K. Venkatesh Prasad, senior vice president of research and chief innovation officer at the Center for Automotive Research, said there could be a slowdown in mileage improvements without regulatory demand, but the industry thinks on a global scale.
“Avoiding local (say, U.S.) cost given relaxed local regulations would hurt global sales or add new cost to sales of the US-designed products in other markets (China and Europe) so car makers and equally importantly the major suppliers would all invest to be ready for all major markets,” Prasad said in an emailed statement.
Last year, the Biden administration said its fuel efficiency standards for 2027 through 2031 would save Americans more than $23 billion.
Though the system is imperfect, experts say, the fuel efficiency requirements work, not only for drivers but also for the environment.

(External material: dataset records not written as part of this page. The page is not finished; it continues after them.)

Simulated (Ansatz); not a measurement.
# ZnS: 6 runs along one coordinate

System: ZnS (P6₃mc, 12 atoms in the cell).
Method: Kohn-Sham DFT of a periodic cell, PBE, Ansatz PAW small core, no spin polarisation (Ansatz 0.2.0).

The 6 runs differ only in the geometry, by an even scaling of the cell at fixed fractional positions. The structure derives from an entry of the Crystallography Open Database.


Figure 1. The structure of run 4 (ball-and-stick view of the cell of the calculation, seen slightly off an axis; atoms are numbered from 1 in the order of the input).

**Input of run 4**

David Greene, a research professor at the University of Tennessee, Knoxville, cowrote a study that estimated the near-doubling of fuel economy from 1975 to 2018 saved 2 trillion gallons of gasoline and 17 billion metric tons of carbon dioxide.
Beyond the removal of fines, the broader fuel economy requirements set by the Biden administration are also being reviewed, a National Highway Transportation Safety Administration agency spokesperson told USA TODAY in a statement.
Asked whether it still projects that drivers will save $23 billion in fuel costs in the coming years, the agency said: “We look forward to sharing the updated assessment of costs and benefits as part of the rulemaking process. Once the updated standards are completed, the agency will continue to track and notify companies when they are out of compliance.”
The agency pointed to the projected increase in costs for new cars from the standards in place.
Its analysis last year showed that while regulatory costs would add a few hundred dollars to car prices, that increase eventually would be offset by fuel savings.
The removal of penalties is part of a larger trend to undo regulations around the fossil fuel industry.
Recently, the Environmental Protection Agency proposed to roll back greenhouse gas emissions standards for cars. These two standards work together: The less fuel a car needs, the lower its emissions.
Greene, a former adviser for the National Highway Transportation Safety Administration, acknowledges that the emissions standards were ambitious but said removing them could hamper efforts to fight climate change.
“That’s a huge blow to the U.S. efforts to reduce greenhouse gas emissions and to mitigate the damaging effects of climate change, which we see just about every day now,” Greene said.
Transportation, which also includes ships, trains and planes, is the largest sector emitting climate-warming gases, according to the EPA.
When EPA administrator Lee Zeldin announced the car greenhouse gas emissions repeal, he touted the more affordable prices and regulatory relief.
The agency’s own draft assessment, however, showed that the move could cost the economy hundreds of billions of dollars, USA TODAY reported.
The Biden EPA rule would have increased costs of new cars − $900 for a sedan to $2,600 for an SUV, according to the projections announced at the time. But in the long run, cheaper maintenance and fuel savings would have offset those initial costs, with estimates showing sedan and SUV drivers would save $4,400 over the lifetime of the vehicle.
Incentives to switch to electric cars, which would have added to the savings, also are vanishing. For example, people who buy new electric cars no longer get $7,500 in federal tax credits. The Trump administration also pulled the plug on a Biden administration initiative to grow the network of electric vehicle chargers.
Whether carmakers will continue to comply with fuel economy standards is yet to be determined, but Becker points to history.
After fuel standards were initially set, they stayed about the same for about two decades, and emissions didn’t improve further until they were raised during the Obama administration.
“The auto companies, without the rules, failed to improve the efficiency of their vehicles,” Becker said.
Our methodology
USA TODAY based its analysis on the 100 most popular cars in the country. We looked up each model on a federal database to find its miles-per-gallon rating for 2025 models, or the latest available for some recently discontinued models. Each model has various trims (like 2WD or 4WD) with different fuel economy. We used the most efficient trim, excluding EVs and plug-in electric hybrids, to lean on a conservative estimate.
We compared costs under that current fuel economy against the required economy for 2031, using current fuel prices from the Energy and Information Administration.
Some caveats: The fuel economy ratings for today’s cars are taken under ideal lab conditions. Real-world fuel efficiency tends to be lower than lab ratings. The government-required levels also don’t mean that every car meets or will meet them. These apply as a fleet average, weighted by sales, to car manufacturers.
Potential fuel savings from an alternative method that David Greene showed USA TODAY projected smaller savings, but still in the hundreds of dollars. This method calculated a fractional reduction in fuel consumption based on current and future fuel economy requirements.